Book

My monograph, Open-Access, Multimodality, and Writing Center Studies, is available to purchase on Amazon. Chapter Five of the text is available open-access, and can be read/downloaded here.

Open-Access, Multimodality, and Writing Center studies was nominated for the 2018 IWCA Outstanding Book Award.

Book Cover

Comments about Open-Access from 2018 IWCA Award Committee Reviewers

“This book makes an outstanding contribution to writing center scholarship. The author uses different methodological approaches to understand how the knowledge-construction and knowledge-spreading works in writing center studies. In a certain way, it is an archeology of knowledge because the book allows to see how an academic community is built over the time. I think this is a significant effort that also has the possibility of transfer in other fields of knowledge. The reflection about open access and multimodality is innovative in relationship with writing center studies.” 

“This text is well-researched, and despite its seemingly narrow focus, it has larger implications for writing centers as a community of practice and a field that is professionalizing in the ways we think about theory, research, and access. It also connects to larger issues in higher education and education at large asking us to consider why and how we gatekeep information and support systems that may be problematic in their power dynamics.”

“Questions of access are not only timely, but critical: students (and, let’s face it, faculty and administrators) are experiencing greater financial strain than ever before – and Buck’s book takes to task the ways in which limiting access in the service of ‘rarified air’ does a profound disservice to those most in need of resources. Buck argues for a conscious, conscientious approach to how we share, publicize or profit upon our own work – and she leads by example, making her book open-access.”
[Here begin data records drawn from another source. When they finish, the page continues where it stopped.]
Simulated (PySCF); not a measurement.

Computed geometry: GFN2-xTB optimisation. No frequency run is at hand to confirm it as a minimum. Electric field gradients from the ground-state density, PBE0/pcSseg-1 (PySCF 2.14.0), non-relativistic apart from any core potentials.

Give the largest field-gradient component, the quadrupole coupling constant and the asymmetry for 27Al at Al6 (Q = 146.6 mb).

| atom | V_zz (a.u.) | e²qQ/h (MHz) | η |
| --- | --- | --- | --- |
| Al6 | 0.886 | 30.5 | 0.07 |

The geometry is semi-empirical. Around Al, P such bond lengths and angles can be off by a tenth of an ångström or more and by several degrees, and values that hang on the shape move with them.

“The questions raised in this text about who has access to which publications, who submits publications to which journals and why, and who is published where and why are incredibly important. The reality is that secondary school teachers don’t have the time or resources to access a lot of the more ‘prestigious’ publications that aren’t open-access, and they don’t have the time to devote to publishing – let alone the expectation to publish- that those in higher ed do have…From a SSWC director’s perspective, I think this text is incredibly important and helps to advance the work done in our field.”